Berlin ordains first Orthodox rabbis since Holocaust
October 9, 2018
For the first time since World War II, three Orthodox rabbis have been anointed in Berlin. The Nazis shut down the city's Jewish seminary in 1938, and more than seven decades would pass before it was reopened.
Three graduates of the Berlin Rabbinical Seminary were inducted into office in a historic ceremony in the German capital on Tuesday.
They are the first rabbis to be ordained in Berlin since the Nazis began their murderous campaign against Jews in the 1930s.
Among the dignitaries marking the occasion in the Beth Zion Synagogue were German Foreign Minister Heiko Maas and Berlin Mayor Michael Müller.

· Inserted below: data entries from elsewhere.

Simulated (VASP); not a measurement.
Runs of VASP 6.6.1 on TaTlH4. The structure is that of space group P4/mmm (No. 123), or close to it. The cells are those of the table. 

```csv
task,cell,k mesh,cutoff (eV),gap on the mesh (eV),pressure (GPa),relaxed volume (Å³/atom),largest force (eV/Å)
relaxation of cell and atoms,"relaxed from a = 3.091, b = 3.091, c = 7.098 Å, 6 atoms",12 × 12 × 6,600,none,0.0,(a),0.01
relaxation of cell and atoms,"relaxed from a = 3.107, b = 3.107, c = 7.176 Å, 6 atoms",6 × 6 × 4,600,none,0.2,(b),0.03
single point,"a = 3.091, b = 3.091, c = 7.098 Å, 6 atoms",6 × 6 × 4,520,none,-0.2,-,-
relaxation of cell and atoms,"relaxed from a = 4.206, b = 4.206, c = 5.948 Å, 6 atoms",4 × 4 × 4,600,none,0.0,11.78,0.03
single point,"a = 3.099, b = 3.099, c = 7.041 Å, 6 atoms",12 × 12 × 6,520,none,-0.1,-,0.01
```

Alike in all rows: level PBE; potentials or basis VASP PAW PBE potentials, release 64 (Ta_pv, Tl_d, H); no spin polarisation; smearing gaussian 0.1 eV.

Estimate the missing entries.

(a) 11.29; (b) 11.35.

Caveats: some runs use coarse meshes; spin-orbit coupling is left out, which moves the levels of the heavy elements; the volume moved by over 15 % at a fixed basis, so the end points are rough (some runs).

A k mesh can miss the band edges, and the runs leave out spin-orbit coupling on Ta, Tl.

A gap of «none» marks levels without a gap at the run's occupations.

"The fact that Berlin — the place where deportations and extermination was planned and decided — is once again home to the largest Jewish community in Germany, is ... an undeserved gift," Maas told the audience. "We must preserve this gift with all our strength."
"Together we must defend our freedom and our open society," he said. "Our responsibility to protect Jewish life never ends."
The president of the Central Council of Jews in Germany, Josef Schuster, who was also present, urged the non-Jewish majority to speak out against anti-Jewish sentiment, which he said was spreading at an "alarming speed" across the country.
Foreign Minister Maas wished the three seminary graduates Alexander Kahanovsky, Shraga Yaakov Ponomarov and Shlomo Sajatz luck in their posts. "In their communities, they will help to ensure that Germany continues to be a safe place for Jews," he said.
Three Jewish cantors — preachers in the synagogue — were also ordained in Tuesday's ceremony.